I posted in your other topic as well, but color selection on new games is not entirely random. The system will try to balance both player's historical color allocations.
Rematch Declined - site design suggestion


Jeesh. How many different threads are we going to have on the same subject?
https://www.chess.com/forum/view/general/play-once-and-refuse-rematch
https://www.chess.com/forum/view/general/10-reasons-as-to-why-i-refuse-a-rematch?quote_id=30307484&page=1
https://www.chess.com/forum/view/livechess/what-does-mean-when-a-player-refuse-to-rematch?page=1
https://www.chess.com/forum/view/general/rematch-problem-solved
https://www.chess.com/forum/view/general/of-course-you-owe-a-rematch
People need to stop whining. No one owes anyone two games.

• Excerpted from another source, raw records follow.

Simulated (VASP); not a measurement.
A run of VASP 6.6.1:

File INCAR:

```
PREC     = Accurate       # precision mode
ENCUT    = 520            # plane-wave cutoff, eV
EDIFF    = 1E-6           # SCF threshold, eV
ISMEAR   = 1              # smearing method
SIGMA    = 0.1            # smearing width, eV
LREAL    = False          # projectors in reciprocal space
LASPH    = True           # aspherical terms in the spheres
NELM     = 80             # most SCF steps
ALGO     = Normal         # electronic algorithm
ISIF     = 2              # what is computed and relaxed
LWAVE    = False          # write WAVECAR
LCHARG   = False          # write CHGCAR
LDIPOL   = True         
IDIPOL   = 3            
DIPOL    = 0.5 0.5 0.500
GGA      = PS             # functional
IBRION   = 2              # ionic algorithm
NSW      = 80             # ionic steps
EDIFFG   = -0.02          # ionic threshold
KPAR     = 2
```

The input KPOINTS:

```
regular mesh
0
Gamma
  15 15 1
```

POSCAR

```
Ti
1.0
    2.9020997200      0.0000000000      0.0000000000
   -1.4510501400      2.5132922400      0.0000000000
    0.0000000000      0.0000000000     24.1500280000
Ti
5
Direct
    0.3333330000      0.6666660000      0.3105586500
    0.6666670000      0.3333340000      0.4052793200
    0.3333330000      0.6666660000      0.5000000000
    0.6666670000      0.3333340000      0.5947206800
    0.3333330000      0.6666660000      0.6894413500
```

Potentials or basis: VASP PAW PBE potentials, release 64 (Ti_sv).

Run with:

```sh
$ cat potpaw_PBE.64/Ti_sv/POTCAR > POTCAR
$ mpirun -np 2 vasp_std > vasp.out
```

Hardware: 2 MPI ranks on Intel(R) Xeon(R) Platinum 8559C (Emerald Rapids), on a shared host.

Next, we need another thread either asking if or claiming that Bobby Fischer is the greatest chess player of all time.

If you play in an OTB tournament, you don't play the same player twice, why should you feel it's unsportsmanlike to not play a player twice if you win the first time with White? By doing so, you will end up playing more games as Black than White. If you don't offer a rematch, your opponent still has an opportunity to win his/her next game, whoever it's played against.
Hi chess.com,
I posted this to the community forum as well but wanted to make sure you guys saw this too.
...
Something has been bugging me for a while. Its when playing live chess. Its when your opponent plays white first up and wins and then won't rematch. While I would agree that it is their right to decline, it is not really very sporting. Unfortunately it is becoming more and more common, and it seems now that a lot of people do it because so many people do it to them, and so its the only way to correct the imbalance. The effect is a general feeling of unpleasantness. I would prefer that we instead experienced live chess as a friendly and fair interchange with a deeper feeling of camaraderie behind it all. There are many players who are nice and genuine and so on, but an increasing number are not.
Essentially, by avoiding the rematch which you know will be a black game, you are going back to a 50:50 chance of getting another white game because this is randomly chosen by the system. As a result you can finesse the system so you can get up to 75% of your games as white. This an artificial way of increasing your rating, but also a way to get more wins - cheaply.
have had this happen to me so often that I have taken to comment on player's pages when they do this, and more often then not there is a string of similar complaints from their past opponents all saying things like that player is a coward or not a good sport or a #@!*&$!!!! and much much worse.
So I propose two things to address this.
1. Chess.com could change the opponent select and black/white allocation from using a random selection of black or white for each new challenge (a fresh opponent), to a system that calculates what your historical ratio of B V W is. If you have a heavy white bias in your games - which can only be due to you deliberately declining rematches where you would be playing as black - then the system will set you up as black, and keep doing this until your balance of completed games is closer to 50:50 B/W. This would also guard against aborting black games on new challenges from others.
Note that the system could come up against the problem where it searches and finds an opponent that also has a low black count, in which case it should keep searching. The benefit of this would be that for the player who is trying to avoid playing black games will progressively find they have to wait longer and longer before the system finds them an opponent.
2. The other side of this is discourage bad behavior in the eyes of the community. I think if someone's ratio of black to white gets beyond say 55:45 then is very likely that they are gaming the system, in which case their name should be shown in a particular colored font. I suggest scarlet.
This would alert others to this person not being fair minded and not conducting themselves in the spirit of the game.
I feel that the combination of these two things should be enough to stamp this problem out.
I would be interested very interested in hearing everyone's thoughts on this.